Alden Bell — The Reapers Are the Angels

This is a good summary of my experience reading Alden Bell’s The Reapers are the Angels: my boyfriend and I were driving to New Jersey to meet some members of his family at the Cherry Hill Mall. Usually I don’t read in the car when it’s just the two of us, but I’d been reading the book while I was waiting and I was halfway through and I couldn’t put it down. By the time we got there I had about ten pages left, he parked the car and got out but I was still frantically trying to get to the end. “Honey,” he said, “Come on!” “I JUST NEED TO FINISH THIS BOOK OKAY LEAVE ME ALONE!!!” I snapped at him. Then I proceeded to sit in the car until I was done.

If this is a new trend–that is, the Southern Gothic style writing and post apocalyptic setting–then I for one am all for it. Bell does it quite well.

Temple is the fifteen-year-old protagonist of the book, a girl with secrets haunting her and a short lifetime of memories from which she’s running. She’s coming up the country from the South, beginning in Florida, but no matter where she goes, violence seems to follow, driving her on. And that’s not exactly surprising considering that 25 years ago, the dead came back (in the best zombie tradition Bell does not attempt to explain why–they simply are). A blighted world is all that Temple has ever known, from her first years in an orphanage to the last five that she has spent running from her past.

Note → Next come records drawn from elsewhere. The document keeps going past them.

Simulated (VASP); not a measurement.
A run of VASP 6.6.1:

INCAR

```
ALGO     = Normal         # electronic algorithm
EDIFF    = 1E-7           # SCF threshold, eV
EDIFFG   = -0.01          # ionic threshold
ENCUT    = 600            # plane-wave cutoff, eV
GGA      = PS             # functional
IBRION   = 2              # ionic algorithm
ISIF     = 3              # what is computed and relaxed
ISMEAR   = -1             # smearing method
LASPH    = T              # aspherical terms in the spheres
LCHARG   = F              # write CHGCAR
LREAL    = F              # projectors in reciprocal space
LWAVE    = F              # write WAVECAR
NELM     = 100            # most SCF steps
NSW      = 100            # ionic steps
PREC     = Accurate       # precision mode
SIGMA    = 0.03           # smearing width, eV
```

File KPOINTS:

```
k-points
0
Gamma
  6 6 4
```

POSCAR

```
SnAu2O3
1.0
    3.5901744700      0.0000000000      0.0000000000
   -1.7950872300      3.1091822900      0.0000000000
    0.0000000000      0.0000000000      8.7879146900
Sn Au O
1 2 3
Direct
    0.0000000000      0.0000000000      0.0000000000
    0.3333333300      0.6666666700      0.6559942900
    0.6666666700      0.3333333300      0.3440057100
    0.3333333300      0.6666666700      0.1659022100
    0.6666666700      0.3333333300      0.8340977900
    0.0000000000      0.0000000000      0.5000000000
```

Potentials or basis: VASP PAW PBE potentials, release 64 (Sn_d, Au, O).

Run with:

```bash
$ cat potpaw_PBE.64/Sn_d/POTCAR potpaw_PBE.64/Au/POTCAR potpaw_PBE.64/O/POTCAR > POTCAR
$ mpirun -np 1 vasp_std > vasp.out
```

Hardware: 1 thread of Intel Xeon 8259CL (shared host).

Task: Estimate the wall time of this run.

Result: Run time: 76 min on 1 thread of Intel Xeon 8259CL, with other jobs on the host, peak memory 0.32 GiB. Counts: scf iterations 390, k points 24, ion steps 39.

The book is episodic, as Temple moves from one community to another, covering the varying forms of human reaction to adversity: to move freely and hunt, to hole up behind secure doors, to pretend that nothing is happening, and of course, far more monstrous and terrifying fates. Throughout her presence changes the lives of those around her, for better or for worse, due in part to the conflicting forces that drive her: the darkness within and the fact that despite her deadliness, she has a bit of a soft spot in the very depths of her heart.

You might not think that Temple would be an easy character to love, but she is. Equally at home beheading a “meatskin” and appreciating the small beauty of electric fish beneath the moon, she and the characters she encounter have a poetic plainness in the tradition of O’Connor and McCarthy. Even among the horror–still poetically described–the brief moments of beauty, those fish, a sunset, a glass of Coke with ice in it–remind you that though the world may have changed irrecoverably, people remain the same.

This is at once a gripping road novel, a story of the horrors that humans can perpetrate upon each other, and a bit of a coming of age (in the accepting responsibility sense–anyone arguing that Temple is anything but an old soul is quite simply wrong). As I said, it was difficult to put down and finished all too soon. Really a lovely and terrifying book and highly recommended.